July 12 (Bloomberg) -- The yen fell on concern efforts to cut Japan’s public debt will be undermined after the ruling party lost control of the upper house. Most Asian stocks rose, led by Japanese exporters and commodity producers.
The yen weakened against all 16 of its most-active counterparts at 11:28 a.m. in Tokyo, sliding to 112.23 per euro from 112.01 in New York on July 9. The MSCI Asia Pacific Index was little changed at 116.07, following a two-day, 2.6 percent rally. Standard & Poor’s 500 Index futures slipped 0.2 percent.
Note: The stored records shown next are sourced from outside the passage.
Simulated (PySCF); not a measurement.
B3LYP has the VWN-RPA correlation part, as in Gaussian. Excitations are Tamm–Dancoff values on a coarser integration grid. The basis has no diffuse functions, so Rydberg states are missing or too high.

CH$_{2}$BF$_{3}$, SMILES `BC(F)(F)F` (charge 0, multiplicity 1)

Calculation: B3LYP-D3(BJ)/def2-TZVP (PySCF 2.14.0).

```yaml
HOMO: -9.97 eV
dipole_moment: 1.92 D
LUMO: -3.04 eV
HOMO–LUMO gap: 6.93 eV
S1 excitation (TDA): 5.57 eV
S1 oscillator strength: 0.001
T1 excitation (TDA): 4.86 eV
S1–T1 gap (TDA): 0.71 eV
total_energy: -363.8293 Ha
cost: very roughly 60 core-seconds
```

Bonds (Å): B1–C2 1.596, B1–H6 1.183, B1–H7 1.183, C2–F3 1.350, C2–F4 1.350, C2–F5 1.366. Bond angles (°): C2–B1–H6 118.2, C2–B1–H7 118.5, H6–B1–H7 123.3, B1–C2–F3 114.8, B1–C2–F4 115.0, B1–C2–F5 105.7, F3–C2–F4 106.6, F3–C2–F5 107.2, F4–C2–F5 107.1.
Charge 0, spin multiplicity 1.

The Democratic Party of Japan won 44 seats in the upper house in yesterday’s elections, less than the opposition Liberal Democratic Party’s 51 seats, making it less likely that Prime Minister Naoto Kan will be able to raise the sales tax to cut the world’s largest public debt. Stocks fluctuated ahead of the start of the U.S. second-quarter earnings season, with S&P 500 companies projected to post profit gains of 34 percent, according to analysts’ estimates compiled by Bloomberg.
“The yen could actually weaken because there’s going to continued spending by the government and there’s going to be a delay in the consumption tax hike,” Curtis Freeze, chairman of Honolulu-based Prospect Asset Management Inc. with about $1 billion in assets, said in a Bloomberg Television interview. “Earnings are the key but it’s going to be very company specific.”
Four stocks rose for every three that fell among the MSCI index’s 985 members, with a measure tracking materials stocks posting the biggest gain among 10 industry groups. The Nikkei 225 Stock Average climbed 0.1 percent, a third day of gains.
Honda, Sony
Honda Motor Co. jumped 2.8 percent and Sony Corp. rallied 3.6 percent as the yen fell to as weak as 89.16 per dollar, the least since June 29, from 88.62 last week. The Japanese currency also weakened before reports this week that are forecast to show a rise in European industrial production and a drop in U.S. initial jobless claims.
“With extreme worries about the fate of the global economy easing, risk aversion is also weakening,” said Tomohiro Nishida, a Tokyo-based foreign-currency dealer at Chuo Mitsui Trust & Banking Co., a unit of Japan’s seventh-largest banking group. “The recent bout of yen buying, driven by strong risk aversion, seems to be running out of steam.”
Commodity-related stocks rallied, with Rio Tinto Group rising 1.3 percent and Nippon Steel Corp., Japan’s largest steelmaker, surging 3.3 percent. Alcoa Inc., the first company in the Dow Jones Industrial Average to report second-quarter earnings, will post a profit for the first time in three quarters, according to analyst estimates compiled by Bloomberg.
Three-month copper futures fell as much as 0.6 percent to $6,720 a metric ton on the London Metal Exchange after a customs office report showed that imports by China, the largest user, dropped for a third month in June. A report also showed China, the world’s second-biggest energy consumer, increased crude imports to a record in June, helping to drive a fourth day of gains in crude. Oil gained 0.2 percent to $76.24 in New York.